This #blackbrunch thing represents all that's common yet counter-productive about modern young blacktivists (and Internet Feminist goons). There are times when "creating awareness" is just a neat and respectable way of saying "complaining" or "venting". Even if you have a very valid complaint (which they clearly do), when you don't have a valid or productive goal in mind to get the people you're pleading your case to to rally around your complaint just brings those people bad vibes and no solutions.
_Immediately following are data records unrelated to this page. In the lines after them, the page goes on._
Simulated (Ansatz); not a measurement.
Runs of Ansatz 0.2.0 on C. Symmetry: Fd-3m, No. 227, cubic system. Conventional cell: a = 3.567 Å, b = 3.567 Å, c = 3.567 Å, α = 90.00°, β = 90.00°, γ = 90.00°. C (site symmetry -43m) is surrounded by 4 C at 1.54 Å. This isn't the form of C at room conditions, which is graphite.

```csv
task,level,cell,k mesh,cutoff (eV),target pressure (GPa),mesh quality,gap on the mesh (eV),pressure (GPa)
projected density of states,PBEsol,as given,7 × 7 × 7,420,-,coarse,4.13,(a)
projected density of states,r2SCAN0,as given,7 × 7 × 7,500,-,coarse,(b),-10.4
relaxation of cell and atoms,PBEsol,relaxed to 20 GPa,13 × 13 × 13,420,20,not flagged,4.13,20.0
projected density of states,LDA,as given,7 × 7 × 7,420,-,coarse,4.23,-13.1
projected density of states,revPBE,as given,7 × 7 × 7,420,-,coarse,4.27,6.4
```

I'm not sure they have a concrete goal in mind yet, but if they do, then they're doin a sh*tty job of communicating it because it seems more like they're intention is to shame and troll white people who are simply trying to live their lives like the rest of us. These folks aren't "raising awareness" their just irritating people and antagonizing potential allies. Public shaming just humiliates and alienates people, it doesn't make them get the point any more than they would if you sang it to them.

This is a common mistake black folks and women make all the time too. Trolling and alienating the people you need help from is a terrible idea no matter how you slice it. We need help from white people, whether we want to need their help or not. I saw Selma and it didn't quite do justice to how ridiculously PERSUASIVE and inspiring MLK's words were to ALL people, and that had a LOT to do with why so many white folks helped us take up a cause that was kickin our @ss and leaving them be for the most part. Instead of spending all our energy on emotional venting to them (as if they're not dealing with their own issues) or shaming them for their lack of activism and abundance of privilege, we could put together a plan and persuade them to get on board. We have to be the leaders that inspire them to follow, not the agitators that provoke them to take our cause/gripe less seriously.